Antarctica is one of the few spots in the world dedicated to research. Jessie has done a great job explaining many of the research projects happening on the continent. I’m going to try to explain why I am out here at the West Antarctic Ice Sheet (WAIS) Divide drilling an ice core.
We’re near an ice divide, which means ice flows away in two (or more) directions. WAIS Divide has ice flow to the Ross Sea on one side (towards McMurdo) and to the Amundsen Sea (towards the Antarctic Peninsula) on the other side.
We are here at WAIS Divide because it’s the best spot in the world to examine how temperature and carbon dioxide affect each other. We are not here simply to look at Antarctica; we are here because only in Antarctica is this record preserved. This is not the first ice core drilled, but it will help answer a fundamental question about our climate:
How do changes in temperature and carbon dioxide affect each other?
Ice cores can help answers this because they have two really important properties:
- They trap samples of the past atmosphere in bubbles
- They can be dated with great precision (each year can be counted for many thousands of years)
From ice cores drilled in Greenland, we know that temperature can change rapidly: 5 degrees C in a decade or so (go to the bottom if you’re interested in how we know what the temperature was in the past). That’s much faster than what we’re experiencing today. If the climate can change so rapidly without any human input, what will the current emission of carbon dioxide do? We are looking for information from the past to inform us about what the future holds.
When you hear “rapid climate change” this is what scientists are talking about. But in Greenland, the carbon dioxide record is not preserved; too much dust is deposited in the snow which causes a chemical reaction altering the amount of carbon dioxide trapped in the bubbles. Antarctica gets very little dust because there is much less land mass in the southern hemisphere than in the northern. And the carbon dioxide trapped in the bubbles does not get changed with time.

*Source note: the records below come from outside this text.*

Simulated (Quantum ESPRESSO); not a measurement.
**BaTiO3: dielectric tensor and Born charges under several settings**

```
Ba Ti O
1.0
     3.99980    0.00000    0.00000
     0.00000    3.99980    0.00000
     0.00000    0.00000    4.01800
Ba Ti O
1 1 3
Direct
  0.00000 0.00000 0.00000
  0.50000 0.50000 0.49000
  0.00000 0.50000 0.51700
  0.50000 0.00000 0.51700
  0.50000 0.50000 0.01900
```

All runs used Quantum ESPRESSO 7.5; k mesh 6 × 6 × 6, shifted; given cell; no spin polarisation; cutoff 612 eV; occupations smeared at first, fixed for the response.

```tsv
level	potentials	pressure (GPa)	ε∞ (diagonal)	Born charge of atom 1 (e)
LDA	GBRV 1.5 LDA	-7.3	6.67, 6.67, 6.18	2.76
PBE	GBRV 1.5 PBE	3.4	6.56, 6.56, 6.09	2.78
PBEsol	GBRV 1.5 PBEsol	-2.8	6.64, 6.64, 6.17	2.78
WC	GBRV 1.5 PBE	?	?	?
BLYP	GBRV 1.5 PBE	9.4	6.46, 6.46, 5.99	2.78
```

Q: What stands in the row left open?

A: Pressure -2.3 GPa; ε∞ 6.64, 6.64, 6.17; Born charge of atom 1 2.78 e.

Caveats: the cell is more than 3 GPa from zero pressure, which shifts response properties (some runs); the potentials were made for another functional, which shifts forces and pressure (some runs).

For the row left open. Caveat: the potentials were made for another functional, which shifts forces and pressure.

Other ice cores in Antarctica give great records of carbon dioxide, but for much longer time periods. The Dome Concordia Ice Core goes back ~750,000 years. From this, we know temperature and carbon dioxide vary together. However, the relative timing of the changes is not known because the long length of time means that there is less precision. For instance, a data point may average conditions over a thousand years when we want to know what happened every hundred years.
WAIS Divide is the best spot in the world to get a record of temperature and carbon dioxide changes for the past ~100,000 years. The age of the ice spans the many interesting rapid climate changes while also giving high precision dating to the changes in temperature and carbon dioxide.
I will keep posting additional blogs explaining more about the glaciology of this site (that’s what I do after all) and more about the climate questions we are trying to answer. Please post questions so I know what you are interested in.
*Temperature changes can be recorded in three ways:
1. The water isotopes in the ice. Oxygen typically has 8 protons and 8 neutrons (oxygen 16), but it can also have 18 protons and 10 netutrons (oxygen 18). When the climate is colder, there is less oxygen 18 in the snow. This occurs because molecules move less when it’s colder (there’s less energy), so the heavier oxygen 18 falls out before it reaches the ice sheet. This is a complicated topic and 3 sentences do not do it justice. So don’t feel bad if it’s not making much sense – it’s because I can’t explain it well not being a chemist!
2. Borehole temperature profiles. We can measure the temperature from the surface to the bed of the ice sheet by lowering a thermometer down a borehole (it’s fluid filled, but I’ll explain about that in a later post). The temperature profile depends on three things: 1) the temperature at the surface; 2) the flow of the ice; and 3) the heat coming from the earth. With an ice flow model, you can reconstruct what the surface temperature must have been in the past.
3. Mass and Temperature Dependent Fractionation of Stable Isotopes in Gases. Yeah, I’m frightened by the concept too, so I’m not even going to try to explain this one.